DailyPost 1859

“If you want to keep a secret, you must also hide it from yourself.”- George Orwell, 1984 This is how the judgement on the Pegasus saga started. Can there be any secret in the government which is known only to one person? The processes, the procurements, expenditure incurred and substantive arguments remain deep in the government files for posterity. The founding fathers of governments and governance globally have found its strength in the quality of documentation and that it remains broadly for all times to come. From the classified to the getting unclassified, confidential or otherwise, lies clearly elaborated and who has the authority to access and for what purpose.

Judicial oversight cannot be wished away however much we want it to look like judicial overreach. Substantiating every single act in the government by the laws and the rule book is the sine qua non of every governance even if it may be cumbersome at times. For sure, it serves the public good and it is only for that purpose the governments exist. It is always said that the government’s orders should be a speaking order. It should be able to speak for itself and it does not need any crutches. How can affidavits be different? It should be the true sequence of events and should have all the facts directed, required and to be put forth. It is on oath. And certainly judicial proceedings based on it can very easily determine whether the purpose is being served or it is turning out to be a wild goose chase.
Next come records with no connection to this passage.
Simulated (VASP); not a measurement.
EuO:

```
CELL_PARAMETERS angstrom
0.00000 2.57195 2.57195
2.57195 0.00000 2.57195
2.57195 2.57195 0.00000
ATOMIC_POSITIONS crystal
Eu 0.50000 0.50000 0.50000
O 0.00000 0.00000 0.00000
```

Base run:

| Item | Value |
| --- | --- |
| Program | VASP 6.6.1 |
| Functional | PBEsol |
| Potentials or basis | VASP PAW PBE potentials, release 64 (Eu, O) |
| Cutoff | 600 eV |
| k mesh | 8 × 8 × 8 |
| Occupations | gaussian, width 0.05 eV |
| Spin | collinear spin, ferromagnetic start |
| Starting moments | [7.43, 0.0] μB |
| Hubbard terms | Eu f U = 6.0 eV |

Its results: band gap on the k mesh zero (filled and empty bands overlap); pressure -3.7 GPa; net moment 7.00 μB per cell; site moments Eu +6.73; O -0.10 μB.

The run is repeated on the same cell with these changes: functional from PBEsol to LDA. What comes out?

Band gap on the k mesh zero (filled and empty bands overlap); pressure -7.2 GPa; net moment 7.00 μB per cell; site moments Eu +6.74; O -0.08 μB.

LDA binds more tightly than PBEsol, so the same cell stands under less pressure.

Help facilitate the justice delivery mechanism is its quest to deliver justice, is one of the many responsibilities of the state. There is nothing adversarial about it, governments have been questioned for their action since times immemorial and it will keep happening for all times to come. In the instant Pegasus saga, lots of water has already flown during the parliamentary session and debates in the public domain ad nauseum. The Supreme Court broadly rejected the request for an internal probe and threw some light on the bland nature of the affidavits. Great personal efforts have been made to constitute a professional and neutral panel. The court intervention is to ”uphold the constitutional aspirations and the rule of law” without being *”consumed in (the) political rhetoric.”

The court has highlighted three imperatives with alacrity. On all the three depends the democratic health of the nation. Privacy has already been declared a fundamental right in a landmark judgement a few years ago. This is the litmus test. The first key point raised is the right to privacy of citizens. The second important point raised is the freedom of press including the right of journalists to ensure protection of the sources. The court has raised another critical point as to the ”limits of national security as an alibi by the Government to block disclosure of facts related to citizen’s rights.” The findings of the panel would go a long way in defining the democratic trajectory of the nation.